The Power of Social Media On Finances & Gen Z
There’s a library of information on the ever-popular video posting application TikTok, and it’s taking on the world of finance.
The Age of TikTok
Almost half of the estimated 2 billion users on TikTok are under the age of 34.
In a survey done by Magnify Money, 41% of 18 and 24-year-olds and approximately 25% of investors ages 18 to 40 seek financial advice from the popular video posting platform. Financial videos tagged with hashtags such as #moneytok and #fintok have garnered 11.3 billion and 927.3 million views, respectively.
In other words, Gen Z is getting its financial education from social media, and TikTok is a popular medium to provide it.
Those on TikTok doing the teaching are a new wave of financial influencers, or “finfluencers,” and they are cashing in from their ever-growing audience.
A study by derivative trading provider CMC Markets analyzed TikTok profiles of the top creators and used marketing calculators to determine their level of influence on social media.
The top three, in particular, have had an interesting rise to fame and are making a significant impact.
The Number One ‘Finfluencer’
Based on the CMC Markets research, Erika Kullberg is the number one TikTok’ finfluencer’. The 32-year-old ex-corporate lawyer has a following of 8.9 million and earns over $7,000 per sponsored post.
In addition to teaching Gen Z about finances, she covers topics such as retail, employment, and law. Her video on using Nike’s two-year warranty to get free shoes garnered almost 75 million views. With that much exposure, she’s a force to be reckoned with on the app.

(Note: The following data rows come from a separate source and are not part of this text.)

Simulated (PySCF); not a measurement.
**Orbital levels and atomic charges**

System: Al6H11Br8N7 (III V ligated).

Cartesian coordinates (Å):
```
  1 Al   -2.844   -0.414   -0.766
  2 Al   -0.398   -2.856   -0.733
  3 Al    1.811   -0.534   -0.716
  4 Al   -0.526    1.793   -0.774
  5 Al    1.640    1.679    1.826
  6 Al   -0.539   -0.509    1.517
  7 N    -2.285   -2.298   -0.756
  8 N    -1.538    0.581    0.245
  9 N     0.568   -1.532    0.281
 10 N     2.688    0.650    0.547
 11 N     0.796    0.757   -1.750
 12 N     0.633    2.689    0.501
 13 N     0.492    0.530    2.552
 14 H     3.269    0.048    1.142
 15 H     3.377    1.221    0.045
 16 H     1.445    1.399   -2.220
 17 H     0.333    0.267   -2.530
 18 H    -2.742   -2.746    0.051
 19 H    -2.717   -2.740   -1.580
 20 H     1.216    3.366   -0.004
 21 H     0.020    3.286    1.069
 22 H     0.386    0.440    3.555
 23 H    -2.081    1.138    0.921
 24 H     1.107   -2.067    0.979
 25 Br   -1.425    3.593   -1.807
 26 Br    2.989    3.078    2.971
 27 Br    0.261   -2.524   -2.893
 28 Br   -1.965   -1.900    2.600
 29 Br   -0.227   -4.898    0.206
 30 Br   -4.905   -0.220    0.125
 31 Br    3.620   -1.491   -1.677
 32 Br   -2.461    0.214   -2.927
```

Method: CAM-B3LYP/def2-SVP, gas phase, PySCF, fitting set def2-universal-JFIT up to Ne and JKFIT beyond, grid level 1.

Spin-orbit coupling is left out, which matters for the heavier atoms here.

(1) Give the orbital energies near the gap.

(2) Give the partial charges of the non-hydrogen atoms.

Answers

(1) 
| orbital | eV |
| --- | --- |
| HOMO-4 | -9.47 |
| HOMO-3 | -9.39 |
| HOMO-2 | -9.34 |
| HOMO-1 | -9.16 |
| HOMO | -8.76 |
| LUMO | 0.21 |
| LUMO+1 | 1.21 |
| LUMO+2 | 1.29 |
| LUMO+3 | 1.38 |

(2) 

Erika became a content creator after paying off $225,000 in student debt within two years. Her passion for helping others with personal finance is lucrative. One of her TikTok videos reveals that she makes over $100,000 in revenue from YouTube. That, combined with a couple of sponsored videos on TikTok, provide more than the average income of a New York City corporate lawyer.
TikTok’s International Influence
With the extensive global reach of TikTok, an influencer in one part of the world can affect someone thousands of miles away.
English entrepreneur Mark Tilbury is having that kind of international impact. As the second most popular ‘finfluencer’ with 7.1 million followers, the 53-year-old earns between $5,000 and $6,000 per sponsored post, according to the TikTok Money Calculator.
He also has the highest engagement rate of anyone in the top ten of TikTok ‘finfluencers’, at 2.18% and an average of 154,650 likes per video.
Mark’s content includes advice and explanations on investing, spending habits, saving money and negotiating in order to become a millionaire.
His experience exemplifies the limitless possibilities for influencers or the endless room for growth and earning income.
How Finfluencers Have Leveraged Social Media
For some, social media provided the opportunity for change that could not have occurred elsewhere.
Duke Alexander Moore, also known as Duke Tax, had a history of filing for bankruptcy and was evicted from his apartment. Now, he is a Certified Tax Coach and Enrolled Agent, and currently one of Intuit’s QuickBooks top 5 Tax Advisors in Dallas, Texas.
He’s also the third most influential ‘finfluencer’ with 3.4 million followers. He leverages his past experiences and current work to post videos covering taxes. An example of his extensive impact: his video on President Biden’s stimulus plan garnered 10.6 million views.
Many influencers gain their following by posting personal stories and experiences. Their audience relates, and influencers are capitalizing on it.
How Trustworthy Are FinFluencers?
Personal successes of these ‘finfluencers’ aside, the question stands: How much can you trust someone on social media”?
While the top influencers have credible backgrounds and track records, it’s important to remember that any advice you take should make sense for your financial situation.
Additionally, consider the way these social media tycoons are earning an income. Much of it comes from sponsored content. Thus, they may have a bias toward the products they recommend. While they are required to disclose this information in their videos, as the consumer, you must pay attention and remember this.
Is FinTok Here to Stay?
The sheer number of people on TikTok, and the growth and popularity of finance topics on the app, support the idea that TikTok is the new financial news source for the next generation of young adults and investors. With its reach, impact, and earning potential for influencers, it’s likely going to be around for a while.
However, as with any investment advice or resource, it’s essential to keep in mind the source of information, credibility, and bias. Additionally, TikTok’s 3-minute videos can only go so far in-depth on a topic. You can never go wrong with doing your own research and due diligence!